By Spy Uganda
Tanzania plans to share its national broadband backbone infrastructure with the Democratic Republic of Congo (DRC) and South Sudan; this comes after it signed a Memorandum of Understanding (MoU) with Uganda.
Tanzania Minister of Information, Communications, and Information Technology Nape Nnauye said on Friday, September 29, that the $28 million (Sh71 billion) MoU between two countries in conjunction with Tanzania Telecommunication Company Limited (TTCL) is an opportunity to link Congo, the DRC, and South Sudan.
“Connecting ICT with Uganda will create another opportunity to connect with other countries, and the government will continue to invest more and manage the infrastructure so that they can be more productive,” he said.

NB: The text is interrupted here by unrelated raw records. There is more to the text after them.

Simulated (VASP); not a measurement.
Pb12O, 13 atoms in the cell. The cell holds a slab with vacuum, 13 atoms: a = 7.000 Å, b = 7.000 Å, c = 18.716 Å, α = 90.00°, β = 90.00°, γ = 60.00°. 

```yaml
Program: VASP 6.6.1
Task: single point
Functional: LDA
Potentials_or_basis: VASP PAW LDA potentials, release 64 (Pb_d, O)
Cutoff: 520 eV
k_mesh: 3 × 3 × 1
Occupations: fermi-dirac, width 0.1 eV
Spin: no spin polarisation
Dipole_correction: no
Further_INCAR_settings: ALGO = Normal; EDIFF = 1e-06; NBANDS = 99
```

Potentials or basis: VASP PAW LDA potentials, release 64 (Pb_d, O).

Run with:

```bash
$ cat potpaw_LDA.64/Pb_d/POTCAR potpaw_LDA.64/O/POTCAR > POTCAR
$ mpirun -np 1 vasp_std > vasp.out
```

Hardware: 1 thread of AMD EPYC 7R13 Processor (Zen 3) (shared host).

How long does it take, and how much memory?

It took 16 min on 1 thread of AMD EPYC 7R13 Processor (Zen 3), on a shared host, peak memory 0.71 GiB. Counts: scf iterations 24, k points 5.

According to him, the Ugandan decision will help to strengthen ICT infrastructure between the two countries.
This decision opens a new chapter for the growth and enhancement of the economy and business cooperation.
The decision will also help strengthen brotherhood and cooperation through enhanced communications in Uganda and the entire East Africa Community (EAC).
According to him, countries must continue to invest in technology, have good infrastructure, a good technology system, and experts in the sector.
He noted that to strengthen the communication sector, the government has done a number of things. “So far, we have recently signed a MoU with Malawi, signed a MoU with a mobile company, and today we are signing a bilateral MoU with Uganda.”
This shows that the technology sector has been well managed, and the decision to bring a national broadband backbone to TTCL was perfect.
He urged TTCL to effectively manage the contract and provide services according to the terms of the contract so that Uganda can give a testimony about the services offered by Tanzania when they compare with other countries that offer similar products.
Uganda’s minister responsible for information, communications, technology, and national guidance, Mr. Chris Baryomunsi, said the MoU marks a significant milestone in the quest to strengthen the ties between nations and foster collaboration in the field of information and technology.
“We must also link the internet with South Sudan, the Congo, the DRC, and other African countries to link Africa. This will bridge digital devices, boost innovation, and stimulate economic growth. We are not only going to link the ICT backbone; we have already agreed to an oil pipeline from Tanzania to Uganda through Tanga,” he said.
He noted that Africa is surrounded by oceans, and the oceans have a lot of cables on the ground, more than what is underneath, so there is a need to connect Africa so that the cables remain on the ground and get Africa connected and linked.
According to him, the MoU represents partnership on shared value; therefore, Uganda is committed to collaborating on the development and sharing of national ITC infrastructure in underserved areas.
He noted that they will work closely to enhance cyber security capabilities and protect shared ICT from threats, invest in human capital development and knowledge of exchange programmes to ensure a work force in a well-equipped digital economy by creating job opportunities, and foster innovation and regional integration.
He noted that the MoU partnership is not just about connecting cables and infrastructure; it is about coming with the responsibilities to transform people’s lives and enabling opportunities.
“Technology is moving fast, fourth industrial, and now going to fifth revolution. We should work hard to see that such technologies do not become textbooks and translate them into reality; they must have an impact on women and youth and use them to transform our people in technology,” he said.